Click on a cell in the top table and it will add the bits that are on (red) up in the sum column on the right and turn the bit on in the bitmap below it.
Click again to turn the bit off (white.)
This is how bits are expressed on your computer, on its hard drive, in its RAM and ROM, and in its peripherals.
A collection of bits together is called a byte. The sum column on the right represents the value of a byte.
There are two important items to think about with regard to bytes and how they're interpreted.
- The size of the byte (how many bits make up a byte)
- Typically these are expressed as powers of two from 2^3 (8 bits) on up to 2^6 (64 bits).
- Knowing the size of the byte is important because getting it wrong means your interpretation of what a particular set of bits would be incorrect.
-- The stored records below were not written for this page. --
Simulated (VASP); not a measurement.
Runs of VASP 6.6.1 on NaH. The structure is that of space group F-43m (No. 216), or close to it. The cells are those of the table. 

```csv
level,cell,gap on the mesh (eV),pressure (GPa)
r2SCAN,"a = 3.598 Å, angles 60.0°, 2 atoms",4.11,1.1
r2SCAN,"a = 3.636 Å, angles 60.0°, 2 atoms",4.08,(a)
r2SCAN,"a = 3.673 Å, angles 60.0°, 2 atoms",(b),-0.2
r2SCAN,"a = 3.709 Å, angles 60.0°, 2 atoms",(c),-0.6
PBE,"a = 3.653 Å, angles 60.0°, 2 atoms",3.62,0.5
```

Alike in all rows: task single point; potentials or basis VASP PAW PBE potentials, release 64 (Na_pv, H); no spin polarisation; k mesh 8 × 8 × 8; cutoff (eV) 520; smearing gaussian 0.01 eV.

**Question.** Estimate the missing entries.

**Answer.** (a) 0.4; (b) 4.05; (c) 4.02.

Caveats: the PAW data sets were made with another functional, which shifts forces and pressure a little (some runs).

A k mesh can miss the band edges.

- The byte's size in bits determines how many different values the byte can represent. It is always double the value of the Most Significant Bit (explained below.) Here it is the values from 0 to 65535, or 65536 total values.
- The byte's endianness.
- Big Endian means when reading a string of bits from a byte that the MSB comes first.
- Little Endian means when reading a string of bits from a byte that the LSB comes first.
- MSB means "Most Significant Bit" and LSB means "Least Significant Bit".
- Most significant means that the first bit read will have the highest value (here 32768) and least significant would have the lowest value(always 1). For simplicity's sake, our bitmaps will use the fairly standard MSB interpretation.
Teach your kids what it was like to design fonts and sprites back in the day.